New Style Of Real Estate Investment Comes To Park Slope
306 7th Street
306 7th Street (between 4th and 5th Avenues). Photo by Park Slope Stoop

The concept of crowdfunding has become a well-known way in which to have a large amount of investors raise funds for an artistic project, cause, or invention. Kickstarter and Indiegogo are common examples.

How would the idea of crowdfunding translate into real estate investment?

Fundrise, which refers to itself as “the country’s first platform for online real estate investment,” provides the opportunity for investors without a tremendous amount of liquidity to become involved in the real estate market in their own communities.

Companies such as Kickstarter and Indiegogo do not provide investors with an opportunity to earn money on their investment — which makes Fundrise a different type of crowdfunding concept.

In this crowdfunding instance, 306 7th Street (between 4th and 5th Avenues) is a three-story building that has been bought for $3.2 million. Fundrise — which is based in Washington, D.C. — will partner with Brooklyn-based JBS Project Management to oversee the repositioning of the building.

According to Dan Miller, co-founder and president of Fundrise, the repositioning of this building will include “a gut renovation to create three full-floor rental apartments.”

“Why don’t we let individuals locally invest?” says Miller. “These investors could not invest in a traditional manner. That’s what excites us most.”

Fundrise pre-funded the $2 million investment in order to begin the process. That’s when the crowdfunding process begins. In the case of 306 7th Avenue, more than half of that $2 million raised was from New Yorkers. Miller tells us that “an individual who invested $500,000 lives about a mile from the building.”

The Fundrise investors are projected to receive a gross annual return of 11% paid current quarterly over an 18-month term.
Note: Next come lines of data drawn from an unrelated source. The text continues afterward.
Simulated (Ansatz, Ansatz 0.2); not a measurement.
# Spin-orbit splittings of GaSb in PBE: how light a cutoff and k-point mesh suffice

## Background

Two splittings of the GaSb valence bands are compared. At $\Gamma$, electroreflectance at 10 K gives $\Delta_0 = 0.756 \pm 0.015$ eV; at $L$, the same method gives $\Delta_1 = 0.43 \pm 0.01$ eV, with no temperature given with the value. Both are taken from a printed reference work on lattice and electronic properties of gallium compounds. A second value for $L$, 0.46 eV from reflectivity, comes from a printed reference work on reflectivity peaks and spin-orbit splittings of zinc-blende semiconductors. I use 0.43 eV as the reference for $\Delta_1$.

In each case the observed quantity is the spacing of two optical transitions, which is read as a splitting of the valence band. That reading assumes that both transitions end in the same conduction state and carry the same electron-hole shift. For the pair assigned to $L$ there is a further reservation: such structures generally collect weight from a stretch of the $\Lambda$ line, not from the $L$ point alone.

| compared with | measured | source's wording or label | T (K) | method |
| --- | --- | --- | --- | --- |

Miller is optimistic about crowdfunding opening up even more opportunities for individuals. He tells us that laws passed as part of the JOBS Act will make this process easier. Although the laws have not been enacted just yet, the act will “drastically reduce the effort and time to sell a private investment to the general public.”

“The neighborhoods within Brooklyn are some of the strongest investments in the country.”

Miller also hopes that Fundrise’s crowdfunding concept will become a common way in which to approach the affordable housing markets as well.